Beyond Omni-channel: Customer Experience Networks are the next challenge for retail

The traditional Omni-Channel

 Omnichannel Retail is a multichannel approach to sales that seeks to provide the customer with a seamless shopping experience whether the customer is shopping online from a desktop or mobile device, by telephone or in a bricks and mortar store.

“I want us to stop talking about digital and physical retail as if they’re two separate things. The customer doesn’t think of it that way, and we can’t either. Customers just want us to solve their everyday problems with an easy, seamless shopping experience.”

Doug McMillon, CEO of Walmart

Failure to adopt a multi-channel strategy with On Line shops, Web to Shop and diversify with new products, would have severe impact on a retail organization:

  • Customer attrition: Digital media is driving prices to their lowest threshold. Customers can now easily compare prices and products on Internet and mobile before they go shopping
  • Loss of customer and brand loyalty
  • Threat to business survival

Sally’s Omnichannel journey:

Here is a traditional customer journey that illustrates the Omni-channel experience:

  • Sally searches on the web what type of lawn mower she would like, the price range and the customer ratings and reviews.
  • Visits her DIY store to purchase a lawn mower.
  • Leaves without buying. Her favorite mower wasn’t on the shelf.
  • A few days later, as sunshine is back and the lawn gets too thick, she decides to buy, but it’s rush hour and she isn’t inclined to go back to that store.
  • Sally opens up her browser, gets to the shop’s page. She does not have to search because the shop’s cookies are still there to provide the direct suggestion.
  • Sally buys, and asks that she picks up the mower in the store.
  • The following day, on her way back from office, she picks up the mower.

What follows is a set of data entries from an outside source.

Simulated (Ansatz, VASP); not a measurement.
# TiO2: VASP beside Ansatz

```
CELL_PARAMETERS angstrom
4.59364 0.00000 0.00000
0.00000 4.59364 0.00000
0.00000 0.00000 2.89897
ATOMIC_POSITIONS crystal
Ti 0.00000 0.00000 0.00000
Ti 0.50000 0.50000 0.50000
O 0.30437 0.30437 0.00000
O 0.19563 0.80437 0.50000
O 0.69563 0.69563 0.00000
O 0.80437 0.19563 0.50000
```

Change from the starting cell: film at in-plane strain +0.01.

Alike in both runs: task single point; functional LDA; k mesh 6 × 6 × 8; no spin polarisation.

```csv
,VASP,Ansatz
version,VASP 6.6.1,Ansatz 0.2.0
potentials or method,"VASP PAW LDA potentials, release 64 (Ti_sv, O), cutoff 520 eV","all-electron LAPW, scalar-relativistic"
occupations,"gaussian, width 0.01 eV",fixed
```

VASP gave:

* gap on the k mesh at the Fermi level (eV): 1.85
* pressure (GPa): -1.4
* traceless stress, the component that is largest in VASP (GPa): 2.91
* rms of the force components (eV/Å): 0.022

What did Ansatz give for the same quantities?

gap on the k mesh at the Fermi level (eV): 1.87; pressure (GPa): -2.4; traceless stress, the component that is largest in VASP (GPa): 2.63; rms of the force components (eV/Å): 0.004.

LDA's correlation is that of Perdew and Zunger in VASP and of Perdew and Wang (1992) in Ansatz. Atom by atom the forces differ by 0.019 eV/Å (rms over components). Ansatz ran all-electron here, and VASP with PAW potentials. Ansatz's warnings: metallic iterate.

The DIY retailer happens to be even very advanced. They have also built a shopping companion app for Sally. The app was able to geo-localize Sally, especially when she is in the store or in a competitor’s one. Sally is able to receive:

  • Flash promotions (when in the aisle, when at a competitors store)
  • Engaging content, for liking and sharing on social media
  • Loyalty points (per purchase, per store visit)
  • Scan product barcode to obtain info (price, material, contents, origin, pictures, videos, explanations etc.)
  • Mobile payment
  • Cross-sell proposals
  • Product localisation (nearest store, mall maps, ailes map for large stores)

For the DIY retailer, the experience they provide Sally with was once a real competitive advantage. Hardly 3 years since they implemented their omni-channel strategy, it has become a must-have cost to remain in business, but by no means what brings cutting-edge value.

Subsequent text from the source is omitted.